The ninth fruit of the Spirit is self-control or temperance. This gift from the Spirit helps us avert sinful and regrettable consequences. Commonly, people love expressions like, “just follow your heart,” “do whatever makes you happy,” or “you only live once (YOLO).” Living by such concepts downplays the need for the biblical perspective of self-control. Sin and temptation are no longer viewed as spiritual threats, but choices between one’s happiness and what makes one feel good. Life is not about “what’s good for me,” but it should be about what is Godly. Solomon, who was the richest and most successful king of his time, tried everything and did not deny anything his heart desired (Ecclesiastes 2:1-10). Yet, in the end, as he looked at everything he had worked so hard to accomplish, he said it was all so meaningless, like chasing the wind, and that there was nothing really worthwhile anywhere (Ecclesiastes 2:11). One cannot really trust one’s own heart. Scripture tells us that the heart is deceitful above all things, and desperately wicked (Jeremiah 17:9 The heart is deceitful above all things, and desperately wicked: who can know it?). We must be aware of the battle within us so that we do not take sin lightly. We desperately need self-control and only by the Spirit will we be able to overcome the evil within us.

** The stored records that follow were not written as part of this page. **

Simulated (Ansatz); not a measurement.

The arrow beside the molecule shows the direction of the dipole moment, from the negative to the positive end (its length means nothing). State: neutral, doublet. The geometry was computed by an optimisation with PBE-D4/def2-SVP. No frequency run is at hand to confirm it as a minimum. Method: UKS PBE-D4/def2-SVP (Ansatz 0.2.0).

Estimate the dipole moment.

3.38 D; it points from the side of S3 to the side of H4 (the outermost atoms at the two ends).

The heart is not the only battleground that demands self-control. The mind is a very vulnerable and hard to control area when it comes to fighting temptation. We can easily conjure sinful thoughts in our minds and wallow in them. Self-control with the mind means that we take every thought captive and make it obedient to Christ (2 Corinthians 10:5 Casting down imaginations, and every high thing that exalteth itself against the knowledge of God, and bringing into captivity every thought to the obedience of Christ;). We should fix our thoughts on whatever is true, whatever is noble, whatever is right, whatever is pure, whatever is lovely, whatever is admirable, and anything that is excellent or praiseworthy (Philippians 4:8).
Our tongue is also very much in need of self-control. Words are very powerful, and Scripture tells us that the tongue has the power of life and death (Proverbs 18:21 Death and life are in the power of the tongue: and they that love it shall eat the fruit thereof.). We can use words to hurt others and create life-wrecking wounds through contemptuous speech, along with discouraging words, words spoken in anger, lying, and gossiping. For a Christian who curses a lot when angry or excited, taming the tongue can be quite a struggle. Words, at their root, well up from the heart.
(Luke 6:45 KJV)
Self-control happens when we speak life to others and allow the love of God to flow through our words.
Obvious acts of the flesh, such as sexual immorality, impurity and debauchery, hatred, discord, jealousy, fits of rage, selfish ambition, dissensions, factions, envy drunkenness, orgies, and the like (Galatians 5:19-21), all happen when one loses self-control and gives in to carnal desires. Self-control is what sets God’s people apart from the rest of the world. It is the product of a repentant and Spirit-filled life. This fruit of the Spirit enables a believer to block sinful acts of the flesh and allows the other fruits of the Spirit to flow and flourish. Peace and patience allow one to withstand pressure and clear the mind, so one can maintain control over selfish urges. Kindness, goodness, and gentleness let a Christian respond in a way that demonstrates the grace of God, instead of acting with rudeness or hostility. Faithfulness and joy look to God for the satisfaction of real needs, which allows a believer to choose the eternal over the temporal. And finally, love is the ultimate motivation for why a believer practices self-control, the love for God and others. Every part of the fruit of the Spirit contributes to successfully practicing self-control.
Finally, we must learn self-control from Jesus. When He was in the desert fasting for forty days and forty nights, the devil tempted Him by trying to prey on His hunger, yet Jesus exhibited self-control and relied upon the Scriptures. As God, He could have easily turned that stone into bread, but he knew that the voice did not come from the Father, but from the enemy. That is what self-control looks like. It’s about whose voice you listen to, the voice of God or the tricky voice of the enemy. Self-control recognizes that man does not live by bread (pleasures and physical needs) alone, but waits and obeys God’s word, trusting that He will meet all our needs in the right way.
(Titus 2:11-14 KJV)
11 For the grace of God that bringeth salvation hath appeared to all men,
12 Teaching us that, denying ungodliness and worldly lusts, we should live soberly, righteously, and godly, in this present world;
13 Looking for that blessed hope, and the glorious appearing of the great God and our Saviour Jesus Christ;
14 Who gave himself for us, that he might redeem us from all iniquity, and purify unto himself a peculiar people, zealous of good works.